If your economy grows by 100 percent, and the supply of gold grows by 10 percent, its a massive problem

Why is that a problem?

If it's more profitable to keep your money under a mattress than to make things, provide services, or provide loans, the economy will tilt toward hoarding cash instead of more productive activities.

This is the classical argument, but I think it's been largely refuted by practice. Instead of hoarding cash inflationary systems motivate hoarding 'things' and then trying to rent them out to everybody. This is arguably even less productive as it's fundamentally socially harmful.

When the value of things naturally declines over time, there's no real motivation to hoard them. And I think hoarding is less harmful than never-ending rent seeking. This entire issue of sidestepping inflation by hoarding+renting is what led to things like the WEF predicting that 'You will own nothing, and be happy.' That's just fundamentally dystopic because it's setting the recreation of feudalism, under a capitalist shell, as a goal. The unstated implication of their prediction is that the super-rich would own everything, and then rent it to you.


Look at Bitcoin to see an example. It's a gambling game that is relatively useless to do transactions with.

Gold is a terrible unit of international money because the supply isn't flexible enough to accommodate any growth in international trade.

Contrary to popular belief, during history gold has always had limited role in the monetary system, because it was too scarce to really be useful (in most of human history, Silver, not gold was the cornerstone of trade, and trade itself was a tiny part of economic activity in an era where most of it was subsistence farming). It's only when banking and paper money replaced silver that gold took a bigger role in the monetary system. The gold standard is in fact an invention of the late 19th century and it didn't last long before it disappeared progressively (the first world war being the beginning of the end).

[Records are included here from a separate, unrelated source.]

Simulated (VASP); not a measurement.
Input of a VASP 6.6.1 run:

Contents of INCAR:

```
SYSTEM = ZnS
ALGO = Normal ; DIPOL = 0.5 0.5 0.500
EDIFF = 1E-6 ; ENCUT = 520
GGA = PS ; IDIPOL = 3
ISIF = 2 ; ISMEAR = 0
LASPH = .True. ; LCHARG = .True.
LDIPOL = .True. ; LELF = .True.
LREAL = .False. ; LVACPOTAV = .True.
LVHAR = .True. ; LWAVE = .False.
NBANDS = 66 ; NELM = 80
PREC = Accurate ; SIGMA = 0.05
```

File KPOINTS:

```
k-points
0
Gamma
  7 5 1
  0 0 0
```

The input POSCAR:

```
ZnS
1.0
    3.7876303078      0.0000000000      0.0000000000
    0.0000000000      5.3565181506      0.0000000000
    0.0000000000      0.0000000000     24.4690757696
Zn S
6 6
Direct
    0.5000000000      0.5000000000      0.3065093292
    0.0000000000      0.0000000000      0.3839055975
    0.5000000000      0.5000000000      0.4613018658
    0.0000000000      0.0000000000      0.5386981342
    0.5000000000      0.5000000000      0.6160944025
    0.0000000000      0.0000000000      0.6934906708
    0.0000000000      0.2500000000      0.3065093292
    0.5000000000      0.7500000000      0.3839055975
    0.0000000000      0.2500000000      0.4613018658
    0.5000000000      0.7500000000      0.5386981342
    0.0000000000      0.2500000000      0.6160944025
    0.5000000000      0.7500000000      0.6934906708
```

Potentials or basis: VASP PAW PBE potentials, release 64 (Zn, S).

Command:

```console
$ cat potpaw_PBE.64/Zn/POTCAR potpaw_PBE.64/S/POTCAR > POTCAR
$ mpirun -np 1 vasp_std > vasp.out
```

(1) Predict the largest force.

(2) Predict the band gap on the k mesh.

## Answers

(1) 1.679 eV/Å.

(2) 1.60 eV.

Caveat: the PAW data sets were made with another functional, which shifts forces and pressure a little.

Unfortunately for us, it just happened to be the period when a bunch of influential economists grew up (particularly Ludwig Von Mises), and like every human being they assumed that the system they grew up with was special and what came after was decadent, an idea that has unfortunately since then become widespread in the general population.

Most people wrongly assume that the key property for a commodity to become the basis of a monetary system is scarcity, but in reality scarcity is a drawback. Money must be abundant enough (too abundant is bad, but too scarce is even worse).


Isn't a more modest opinion that gold admits a guaranteed minimum on its price because of scarcity and demand from industrial applications? That guaranteed minimum on its price is what enables it to be used as a hedge against a possible hyperinflation event of the USD. By comparison, the USD, like all other fiat currencies, might not have any guaranteed minimum price.

I'm out of my depth, so apologies.


There is a fixed supply of gold that does not correlate with economic output. It makes zero sense to tie the value of paper money to gold.

That argument comes from an ancient list of arguments against gold. But nobody seems to be able to explain why that would matter at all. There doesn't need to be any correlation with the amount of currency and the economic output. And there has never been any such correlation, including right now with the dollar or any other currency.

If you want an economy to prosper the currency value has to remain stable. That means it has to scale with economic output. You can, of course, not do that, if you want to kneecap yourself.

Both the dollar and the euro have lost 70% of their value in the last 20 years. Most other currencies more than that.

OK, now do dollar-denominated assets. Stocks, bonds, commodities, real estate. How have those fared over the same time period? Those types of assets are where I put my money for long-term savings.

Only idiots that don’t understand inflation hold lots of cash, bringing that up is a strawman. Cash is not a store of value, it’s a unit of exchange and unit of account. Again, cash is not for saving, it should be used to purchase assets if you want to create long-term wealth.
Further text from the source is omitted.